Large Scale Deployments: What's your Linode recipe?

Hello all:

I have been approached by a client to put a business plan for a large scale service, a membership-only teaching-oriented website that will rely heavily on protected video content. We will be dev-ing on Drupal 7 and running Movie Masher as a video encoder/decoder server app on EC2 for backend processing.

I want to keep the non-video side of the project in Linode for many reasons too long to explain here, but I have never really set up something as large as what these people are asking for. 42k 30 second video clips, 10k memberships with an extra free second tier membership level of an additional 3.5k. And this is just for the first sex months only. They expect it to grow to 200k within one year with 120k videos. The videos will be protected, not public though.

After a few days trying to figure this out (starting with whether I should even be looking at Linode, but collocated servers instead) I thought perhaps some of you maybe be running some large scale set ups and would be kind enough to give some basics of your set ups. How many nodes? Are you running the databases separately? Using node balancers? How many? CDN…which one? Storing at Linode or S3?

Money is not a problem, so knock yourselves out. This is how I see it on my head as of right now:

One Linode Linode 2048 to run the front Drupal site.

One Linode 20GB to run as storage for video files OR An S3 account at amazon.

One Linode 20GB to run the MySQL database.

3 or 2 Node Balancers, one for each Linode used.

One EC2 at Amazon to run the MM server.

Not sure how do I implement the CDN or if needed since all this content won't be public. I would imagine I would probably want one.

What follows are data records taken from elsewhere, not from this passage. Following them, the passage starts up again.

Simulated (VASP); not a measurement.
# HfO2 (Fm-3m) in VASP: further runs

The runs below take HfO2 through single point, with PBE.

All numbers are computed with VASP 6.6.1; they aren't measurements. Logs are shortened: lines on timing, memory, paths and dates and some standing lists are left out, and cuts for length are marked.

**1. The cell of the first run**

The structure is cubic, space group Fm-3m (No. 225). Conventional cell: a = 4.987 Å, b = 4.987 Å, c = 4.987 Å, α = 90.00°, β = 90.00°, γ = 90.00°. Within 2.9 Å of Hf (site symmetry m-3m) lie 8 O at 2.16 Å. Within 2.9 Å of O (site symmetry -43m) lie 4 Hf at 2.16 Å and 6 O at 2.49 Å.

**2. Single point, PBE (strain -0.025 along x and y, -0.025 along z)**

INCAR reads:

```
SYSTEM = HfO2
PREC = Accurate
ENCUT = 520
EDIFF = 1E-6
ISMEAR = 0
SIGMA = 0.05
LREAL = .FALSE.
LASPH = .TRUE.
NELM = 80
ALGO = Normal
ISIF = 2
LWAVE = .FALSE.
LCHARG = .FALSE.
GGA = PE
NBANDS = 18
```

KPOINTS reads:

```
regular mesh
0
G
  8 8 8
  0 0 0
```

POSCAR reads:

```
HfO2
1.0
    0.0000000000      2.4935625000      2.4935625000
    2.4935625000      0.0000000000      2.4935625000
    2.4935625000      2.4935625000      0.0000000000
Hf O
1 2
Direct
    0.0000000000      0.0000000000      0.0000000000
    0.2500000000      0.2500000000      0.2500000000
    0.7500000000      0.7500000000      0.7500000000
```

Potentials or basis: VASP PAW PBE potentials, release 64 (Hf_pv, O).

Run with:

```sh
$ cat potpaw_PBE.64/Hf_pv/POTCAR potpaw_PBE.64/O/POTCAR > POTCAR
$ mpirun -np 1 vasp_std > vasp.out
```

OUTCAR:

Or should I go the collocated route?

Anyway, any feedback would be much appreciated.

8 Replies

Personally, on any large projects, we colocate. That way we have complete control over the hardware (cpu, ram, storage) and we know exactly what is running on the box (no pesky virtual neighbors to make troubleshooting harder then it needs to be).

Hardware upgrades are a one time investment instead of a monthly hit. Storage is what you need, not what's available. And all 8 cpu cores are all yours baby, sharing is for sissies (just kidding).

That way you can buy/build your own custom boxes and just shop for decent bandwidth.

Don't take this the wrong way, absolutely nothing wrong with Linode (they're the best VPS provider out there), but you'd be trying to make a large screwdriver into a jack hammer going the VPS route (in my opinion).

Downside is you really need to have warm spare hardware available (either in the data center or ready to ship out depending on your downtime tolerance).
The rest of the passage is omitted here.